Novel set in Overijssel 1961
Novel set in HAMPSTEAD and WEST SUSSEX
3rd November 2023
The Stargazers by Harriet Evans, novel set in Hampstead and West Sussex.
Set in Hampstead, London, and a stately home in West Sussex, The Stargazers is a moving coming of age tale brimming with family secrets.
Set mostly in the 1950s and 1970s, The Stargazers is a carefully woven story that depicts the troubled life of cellist Sarah Fox as she wrestles with young motherhood and looks back on her past. Sarah endures a dreadful childhood as the daughter of Iris Fane who considers herself the true owner of stately home Fane Hall. Nothing else matters to Iris, especially not Sarah or her older sister Vic who suffer appalling neglect and cruelty as a result. Especially not when, back in the 1920s, mean old Uncle Clive laid claim to the house and turfed Iris and her mother out.

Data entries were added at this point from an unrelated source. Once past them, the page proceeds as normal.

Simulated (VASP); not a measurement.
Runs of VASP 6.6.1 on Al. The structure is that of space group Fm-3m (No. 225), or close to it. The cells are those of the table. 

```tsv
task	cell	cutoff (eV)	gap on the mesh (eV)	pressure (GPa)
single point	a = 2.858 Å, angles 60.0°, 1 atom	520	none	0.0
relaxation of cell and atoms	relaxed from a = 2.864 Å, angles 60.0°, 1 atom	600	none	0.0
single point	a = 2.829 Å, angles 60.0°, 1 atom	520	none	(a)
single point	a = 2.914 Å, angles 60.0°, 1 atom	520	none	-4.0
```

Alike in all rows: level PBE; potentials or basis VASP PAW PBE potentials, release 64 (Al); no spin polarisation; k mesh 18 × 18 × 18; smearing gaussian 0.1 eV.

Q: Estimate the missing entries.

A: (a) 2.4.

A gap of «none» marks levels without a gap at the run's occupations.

The sisters don’t fare much better at boarding school. Sarah’s childhood would have been unbearable were it not for her schoolfriend Monica and an acquaintance in the village Bird Boy. And then there’s her cello teacher Mr Williams and his sudden and unfair dismissal from the school. How will all of these threads intertwine? What makes this book delightful is how they do.
Fane Hall is almost a character in itself, representing the decay and fall of so many big houses in England in the post-war period. As is the house where Sarah and her husband Daniel live in The Row on the edge of Hampstead Heath. Both houses are vividly portrayed via myriad little details, lending much charm to the story. Then there are the numerous minor characters, their quirks, their parts to play in the plot.
But The Stargazers is about who Sarah starts out feeling like a failure, at life and at motherhood. That isn’t how we find her at the end, not after some most satisfying and unexpected twists.
Evans makes the storytelling of The Stargazers seem easy, almost effortless, but handling a book of this nature is anything but. There is such a lot of balancing to do, of how much weight to give this or that. Personally, I was hoping for a slightly fuller explanation of the disturbing character of the mother. Another reader may think differently. In the face of such magnificent storytelling, it seems churlish of me to even mention it.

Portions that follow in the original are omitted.